Every year the Atlanta Ministry for International Students hosts a welcome reception for international students who are studying in Atlanta. This fall’s 36th annual reception was held at Spelman College and Oglethorpe’s own Anwaar Abu Shugair ’16, a native of Jordan, was invited to address the hundreds of students who are making Atlanta universities their temporary homes this year.

The reception is open to all international students in Atlanta, making it a massive gathering of cultures where everyone can mingle, eat international foods, enjoy a performance by the Atlanta Opera, and meet “amigo families”—American families who open their homes to international students during the holidays. Anwaar was a part of the delegation welcoming the students to the U.S. and Atlanta.

amisEstablished in 1978 by local churches and the Presbytery of Greater Atlanta, AMIS was created to encourage connections between Atlanta natives and international students to make their stay as comfortable and memorable as possible. Anwaar, who was a part of the program as a new international student last year, says that it had helped her to integrate into the American culture, which is drastically different from her own, she says. Anwaar especially enjoyed “getting to eat the turkey and pies on Thanksgiving” surrounded by new friends. As a result, she found it easy to feel comfortable in America and she quickly settled in and made a home of Atlanta and Oglethorpe.

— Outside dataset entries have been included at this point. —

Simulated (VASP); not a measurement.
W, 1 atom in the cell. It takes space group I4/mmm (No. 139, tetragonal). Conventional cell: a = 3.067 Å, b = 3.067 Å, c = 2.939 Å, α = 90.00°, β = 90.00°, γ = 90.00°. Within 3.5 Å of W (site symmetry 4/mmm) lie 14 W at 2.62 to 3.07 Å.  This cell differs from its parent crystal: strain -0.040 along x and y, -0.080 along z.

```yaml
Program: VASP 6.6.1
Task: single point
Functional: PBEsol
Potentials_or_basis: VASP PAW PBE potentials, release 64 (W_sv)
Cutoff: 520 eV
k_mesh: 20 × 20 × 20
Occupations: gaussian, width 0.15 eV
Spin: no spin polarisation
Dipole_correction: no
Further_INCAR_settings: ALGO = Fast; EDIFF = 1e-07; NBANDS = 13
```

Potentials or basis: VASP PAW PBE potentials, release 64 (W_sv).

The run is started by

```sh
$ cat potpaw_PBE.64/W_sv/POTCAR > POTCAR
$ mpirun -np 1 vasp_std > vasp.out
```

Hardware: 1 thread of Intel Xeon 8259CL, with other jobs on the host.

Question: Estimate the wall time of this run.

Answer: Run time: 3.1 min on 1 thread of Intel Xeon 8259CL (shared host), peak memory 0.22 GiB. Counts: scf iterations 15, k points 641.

Anwaar knew Oglethorpe would be the right place for her ever since she first started reviewing her options for universities with her school advisor in Jordan. Her high school, King’s Academy, promoted mastery of both English and Arabic, global citizenship, and boasts a world class liberal arts curriculum. This perfectly prepared her for an institution like Oglethorpe, which is rich in cultural life and the liberal arts. The size and the ratio of students to faculty here ensured her that she would not feel overwhelmed by being suddenly surrounded by thousands of students in a new country, and the curriculum was perfect for her career aspirations.

Anwaar is double majoring in Politics and Economics, and hopes to earn a master’s degree in the U.S. before returning to Jordan to possibly complete a PhD program there. One day she would like to be a diplomat, perhaps even the Jordanian ambassador to the U.S. She is already accumulating ambassadorial experience here at Oglethorpe through working in the Office of Admission and in the Academic Success Center as a tutor.